Devlog of Leorik

KhepriChess · Post by **KhepriChess** » Sun Sep 24, 2023 3:20 am

Funny timing. Just a few days ago I had been looking at how adding parallel searching to a C# engine would work. For no real reason, I didn't expect the TPL to actually work as well as you have indicated. Sure makes it easier than trying to manage the threads yourself though! 150+ Elo jump is a nice gain.

connor_mcmonigle · Post by **connor_mcmonigle** » Sun Sep 24, 2023 4:03 am

lithander wrote: ↑Sat Sep 23, 2023 1:55 am ...
I don't know what other authors do to prevent the search instances to be too much in synchrony but I just implemented a Shuffle() method that randomizes the order of the root moves completely randomly at the beginning of the search.
...

This strategy will result in a lot of wasted work with threads spending too much time on garbage root moves. I'd recommend testing against a baseline in which all threads search using the normal root move ordering. In practice, different threads diverge pretty quickly and end up searching complementary components of the game tree.

When Seer was in the ~3100 Elo range, roughly 80 Elo per thread doubling could be expected in selfplay (with the 4moves_noob book). This tentatively suggests you're leaving some Elo on the table.

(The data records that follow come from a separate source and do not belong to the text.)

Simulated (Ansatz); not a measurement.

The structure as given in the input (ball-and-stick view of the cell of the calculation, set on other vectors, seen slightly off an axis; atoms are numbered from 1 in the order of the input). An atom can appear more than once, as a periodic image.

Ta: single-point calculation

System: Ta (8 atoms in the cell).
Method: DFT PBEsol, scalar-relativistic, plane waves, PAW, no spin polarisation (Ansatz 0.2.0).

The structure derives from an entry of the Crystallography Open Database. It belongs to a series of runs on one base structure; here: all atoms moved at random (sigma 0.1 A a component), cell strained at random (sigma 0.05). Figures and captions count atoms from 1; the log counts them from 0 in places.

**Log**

JoAnnP38 · Post by **JoAnnP38** » Sun Sep 24, 2023 2:25 pm

connor_mcmonigle wrote: ↑Sun Sep 24, 2023 4:03 am This strategy will result in a lot of wasted work with threads spending too much time on garbage root moves. I'd recommend testing against a baseline in which all threads search using the normal root move ordering. In practice, different threads diverge pretty quickly and end up searching complementary components of the game tree.

When Seer was in the ~3100 Elo range, roughly 80 Elo per thread doubling could be expected in selfplay (with the 4moves_noob book). This tentatively suggests you're leaving some Elo on the table.

I have seen others try to encourage different paths for each thread by deferring examining root moves already being examined by other threads, varying depth or varying aspiration windows. Do you think this is a waste of effort or do you think there is any benefit at all?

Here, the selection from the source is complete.